Following too closely, better known as tailgating, is a widespread practice across the country. In its most extreme forms, it can escalate into aggressive driving or even road rage when the following driver is frustrated with the speed of the lead driver. Tailgating is especially dangerous in poor weather or road conditions, as well as during rush hour, when drivers may need to suddenly apply the brakes. Following another car closely at night also can be dangerous, since each driver may be less alert to applying the brakes in response to hazards, and the distance between the cars is harder to judge.
As a result, every state has made tailgating a traffic violation. It is generally defined as following another vehicle in the same lane more closely than would be reasonable in view of traffic, road, and weather conditions. The subjective nature of this standard can give a driver plenty of room to argue that they were acting reasonably in the situation. The proper distance between the front car and the rear car will depend on the speed of the cars. As a guideline, the rear driver should allow one car length between their car and the front car for every 10 mph of speed, or a greater distance if weather conditions are not optimal.
Common Defenses to Tailgating
This violation often arises in the aftermath of a rear-end collision. State laws may presume that the rear driver was at fault in these cases because they were following too closely, but this is not always true. Sometimes the front driver suddenly applies the brakes for no legitimate reason, causing the distance from the driver in the rear to shorten. This can give the false impression that the driver in the rear was tailgating, but an investigation may prove otherwise. If the front driver is driving too slowly, they may be ticketed for this violation, but this is not a defense to tailgating because the rear driver still is expected to act safely under the circumstances.
Whether a driver violated a tailgating law is often subjective, so a good defense may consist of evidence that their driving was safe under the circumstances.
In other situations, a car from another lane may cut between two cars that had left sufficient space between them. This maneuver means that the rear driver may be close behind the new car. Furthermore, the new car may have reduced speed while changing lanes, so the rear driver may need to slam on the brakes to avoid a crash. When this happens, the driver who changed lanes may be at fault for making an unsafe lane change.

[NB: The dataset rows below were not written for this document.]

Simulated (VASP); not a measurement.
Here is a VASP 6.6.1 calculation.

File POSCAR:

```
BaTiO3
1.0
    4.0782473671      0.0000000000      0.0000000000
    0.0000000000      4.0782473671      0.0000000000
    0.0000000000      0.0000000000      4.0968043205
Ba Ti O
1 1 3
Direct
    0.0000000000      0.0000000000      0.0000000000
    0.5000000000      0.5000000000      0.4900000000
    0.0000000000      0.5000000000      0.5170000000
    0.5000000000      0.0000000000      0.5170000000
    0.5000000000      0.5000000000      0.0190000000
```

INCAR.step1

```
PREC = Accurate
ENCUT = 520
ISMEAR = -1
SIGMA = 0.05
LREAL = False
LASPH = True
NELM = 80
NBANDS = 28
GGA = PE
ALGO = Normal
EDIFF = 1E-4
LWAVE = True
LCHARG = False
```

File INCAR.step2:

An officer who has issued a ticket based on a rear-end collision often did not witness the accident. They may have been called to the scene later and taken statements from witnesses. Even if you are concerned that you may have been at fault, or if you feel sorry for anyone involved in the accident, you should not discuss fault or apologize to the officer or anyone else at the scene. These statements could come back to haunt you in a traffic ticket trial or personal injury case, since admissions by a party will be admissible even if they are technically hearsay.